This is Kotoka’s first defense of the Open the Brave Gate Championship. It’s also the second time that Eita has challenged for the title this year, with his first coming against Akira Tozawa at Kobe World in a match he ultimately ended up losing.

Nothing about this was pretty. Not Kotoka’s dumb red hair, Eita’s absurdly bright pants, or the actual wrestling aspect of this match. None of it was good. Eita has shown signs of greatness many times throughout his years in Dragon Gate, while Kotoka is still struggling to be good on a consistent basis. These two never seemed to click. Part of me wants to blame that on Kotoka because he is far less talented than Eita, but there’s also a chance that these two just don’t have good chemistry together. Whatever the case maybe, this was not a good way to kick off Kotoka’s Brave Gate run.

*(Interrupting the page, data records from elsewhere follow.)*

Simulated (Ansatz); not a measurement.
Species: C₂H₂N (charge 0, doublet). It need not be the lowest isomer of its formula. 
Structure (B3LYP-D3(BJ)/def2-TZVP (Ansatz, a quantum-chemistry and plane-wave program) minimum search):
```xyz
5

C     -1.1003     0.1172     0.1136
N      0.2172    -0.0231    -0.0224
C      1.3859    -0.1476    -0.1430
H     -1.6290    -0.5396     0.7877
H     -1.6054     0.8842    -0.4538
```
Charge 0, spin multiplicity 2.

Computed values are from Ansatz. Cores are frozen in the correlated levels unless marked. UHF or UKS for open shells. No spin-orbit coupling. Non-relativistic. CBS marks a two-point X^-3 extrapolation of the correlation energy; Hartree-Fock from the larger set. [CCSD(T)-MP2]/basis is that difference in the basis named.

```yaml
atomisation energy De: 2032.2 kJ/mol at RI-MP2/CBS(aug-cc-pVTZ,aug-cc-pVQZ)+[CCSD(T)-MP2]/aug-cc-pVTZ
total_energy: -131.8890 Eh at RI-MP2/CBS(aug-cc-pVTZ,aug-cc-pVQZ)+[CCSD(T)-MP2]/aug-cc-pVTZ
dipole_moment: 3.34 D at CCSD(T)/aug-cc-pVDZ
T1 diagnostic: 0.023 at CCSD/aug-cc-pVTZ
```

The finish was the worst part of this match, as referee Mr. Nakagawa paused at 2.99 before finally counting the three. It’s clear that the finish, which was Kotoka stomping Eita’s face in from the heavens, was not the planned finish. This was not pretty. **¼

Open the Twin Gate Championship
YAMATO & Naruki Doi (c)  vs. Gamma & Punch Tominaga

This is YAMADoi’s 8th defense of the Twin Gate Championship, which adds to their record for most defenses. The previous record was six, set by Don Fujii & Masaaki Mochizuki in 2012.

No tweet has ever summed up the duo of YAMATO and silver hair Naruki Doi so well.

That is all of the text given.